Saturday, 22 September 2018

Overlocker Unlocked - Overlocking Woven and Stretch Fabrics

I don't know about you, but now that I have an overlocker I can't imagine not having one. I love the finished look it gives and I just love using the machine too! It seems hard to remember a time when I didn't have an overlocker but I've only very recently started using one. Furthermore, I never really needed one. Of course, having an overlocker makes some parts of sewing a lot easier but overlocking definitely isn't a necessity. Today I thought that I'd go through the two main things I use my overlocker - finishing seams on woven fabrics and sewing stretch fabrics - and how using an overlocker has changed my approach to these things slightly.

To begin with, woven fabrics. I think that while overlocking woven fabrics can do a wonderful job at preventing them to fray, it can often be time consuming and unnecessary. Before I began using my overlocker, I would finish the seams using a zig-zag stitch after I sewed them. Instructions for woven patterns often tell you to do this and while it works fine with a sewing machine I wouldn't recommend doing it with an overlocker for several reasons. The first is that an overlocker is far less malleable than a sewing machine - you can't get it to sew in a small gap or begin and end sewing in a precise location. Overlocking takes a long time to unpick and the damages may be unrepairable if the blade slices into the fabric. A normal sewing machine is much easier to unpick and much harder to completely wreck a garment with! Because of this it can be better to revert back to a zig-zag stitch on your normal machine if the seam you need to finish is particularly intricate. 
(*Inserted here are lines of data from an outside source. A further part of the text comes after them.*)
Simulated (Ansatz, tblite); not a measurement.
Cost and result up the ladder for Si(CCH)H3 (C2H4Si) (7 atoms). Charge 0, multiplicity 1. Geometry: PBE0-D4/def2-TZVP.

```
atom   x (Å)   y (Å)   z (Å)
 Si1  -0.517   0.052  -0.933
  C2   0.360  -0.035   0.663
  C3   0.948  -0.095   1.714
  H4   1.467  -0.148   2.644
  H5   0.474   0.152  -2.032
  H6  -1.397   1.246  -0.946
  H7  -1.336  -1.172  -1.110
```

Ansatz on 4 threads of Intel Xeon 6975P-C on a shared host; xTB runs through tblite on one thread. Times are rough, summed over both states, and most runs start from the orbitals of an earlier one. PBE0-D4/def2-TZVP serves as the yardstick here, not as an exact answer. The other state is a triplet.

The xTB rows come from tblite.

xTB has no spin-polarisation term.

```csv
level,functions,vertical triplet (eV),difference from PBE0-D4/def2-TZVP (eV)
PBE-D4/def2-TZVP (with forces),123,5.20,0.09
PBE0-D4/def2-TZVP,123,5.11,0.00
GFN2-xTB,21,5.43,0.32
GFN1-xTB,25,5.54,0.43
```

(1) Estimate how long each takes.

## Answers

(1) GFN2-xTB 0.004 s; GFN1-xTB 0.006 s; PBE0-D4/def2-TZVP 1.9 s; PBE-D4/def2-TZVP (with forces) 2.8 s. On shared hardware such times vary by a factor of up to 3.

The second reason I wouldn't recommend sewing a seam on your sewing machine and then finishing that seam with an overlocker is that it is time consuming. If you're using the same machine for the entirety of a project all you have to do is switch the dial to a zig zag stitch and you can carry on sewing in no time. With an overlocker, it's different. You have to actually switch machines. While this doesn't take all that long in theory, in practice it can take a while especially if you're having to do it continuously. For me, although I do have enough space to have two machines side by side on my sewing table at once, complications to do with plug sockets, mixing up pedals, tangling wires and having to put everything else to one side mean that it just isn't practical to do this. 
Because of all this, I find it much easier to do all overlocking in one go. It means that I can comfortably use just the one machine and it also prevents later problems of having to overlock while partway through a project. I like to overlock around the outside of each pattern piece straight after cutting the fabric and before I begin sewing. For fabrics that fray a lot it also has the knock-on effect of meaning that the fabric won't fray mid-project. 

When it comes to overlocking jersey fabrics, I like to take the opposite approach. One of the things that I LOVE about overlocking is the fact that it cuts off any extra fabric. While the blade is slightly nerve-wracking and takes a while to get used to at first, it's a feature that I love using especially on jersey. It allows for such a clean finish. Sewing with woven fabrics tends to be a lot more intricate than sewing with jersey fabrics, and because of this a stretch garment can be sewn up in absolutely no time on an overlocker. I now very rarely sew knits on a regular sewing machine and I was wondering about whether there are actually some downsides to this. 
On a whole, I think that if you can, you should absolutely sew the entirety of a jersey garment on an overlocker. The main (and possibly only) downside I could come up with to this is that you can't actually see what seam allowance you used. This may be fine if you are only using a particuar pattern once or are happy to sew with the given seam allowance but I find that I often make the seam allowance smaller or larger depending on how well the pattern fits me: it's a really easy adjustment and means that you don't have to trace out another pattern size.
On a woven garment I often measure the seam allowance that I have used on a previous make using that same pattern so that I can replicate it. But on a jersey top that has had any excess fabric cut off of the seam, I can't go back and check what seam allowance I used. While this is by no means a big problem, it can be slightly frustrating if I want to make another version of a pattern to be the same size as my previous version. I guess I should just always note down which seam allowance I used where, but somehow that never crosses my mind when I'm actually sewing!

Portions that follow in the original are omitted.